Our current MRI preprocessing pipeline is handled by a combination of FreeSurfer and FSL tools, with Python wrappers.
If a subject has been run for the first time, we need to do anatomical processing as well as functional preprocessing assuming fMRI data were collected. For anatomical processing, see MRI Anatomical. For functional pre-processing, see below.
- Scientific python environment (e.g. Anaconda)
- FSL (5.0.9 or above) (NOTE: HAVING THIS VERSION IS IMPORTANT, otherwise the there will be an error in the header of "distortion_merged_corrected_mean.nii.gz" and misalign this with the EPI)
- OBSOLETE: Freesurfer
- The Python wrapper script from the MRI_tools GitHub repository, in the preprocessing directory
- Neuropythy (required only for to_freesurfer.py, also in the preprocessing directory of MRI_tools)

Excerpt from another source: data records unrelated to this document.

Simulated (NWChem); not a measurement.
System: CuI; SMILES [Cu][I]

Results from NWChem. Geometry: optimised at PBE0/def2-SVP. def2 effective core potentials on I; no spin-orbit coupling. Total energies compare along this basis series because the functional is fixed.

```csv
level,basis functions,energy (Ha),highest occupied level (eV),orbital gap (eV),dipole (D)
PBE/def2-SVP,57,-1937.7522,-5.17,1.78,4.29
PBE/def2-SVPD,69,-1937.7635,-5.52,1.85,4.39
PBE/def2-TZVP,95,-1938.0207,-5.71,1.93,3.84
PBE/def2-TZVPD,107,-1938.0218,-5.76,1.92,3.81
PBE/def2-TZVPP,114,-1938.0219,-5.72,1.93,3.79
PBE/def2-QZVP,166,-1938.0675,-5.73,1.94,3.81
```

Note: If you install Nipype from pip (`pip install nipype`) you may get an obscure error similar to this:
AttributeError: 'DiGraph' object has no attribute 'in_edges_iter'
This can be fixed by uninstalling nipype (`pip uninstall nipype`) then re-installing it from the github repository; download the github repository locally: `git clone https://github.com/nipy/nipype` then from inside the nipype directory tell pip to install from local source: `cd nipype && pip install .`
Note that this error was observed on 11-2-2017 and will probably only remain an issue until the nipype developers update their pipy package.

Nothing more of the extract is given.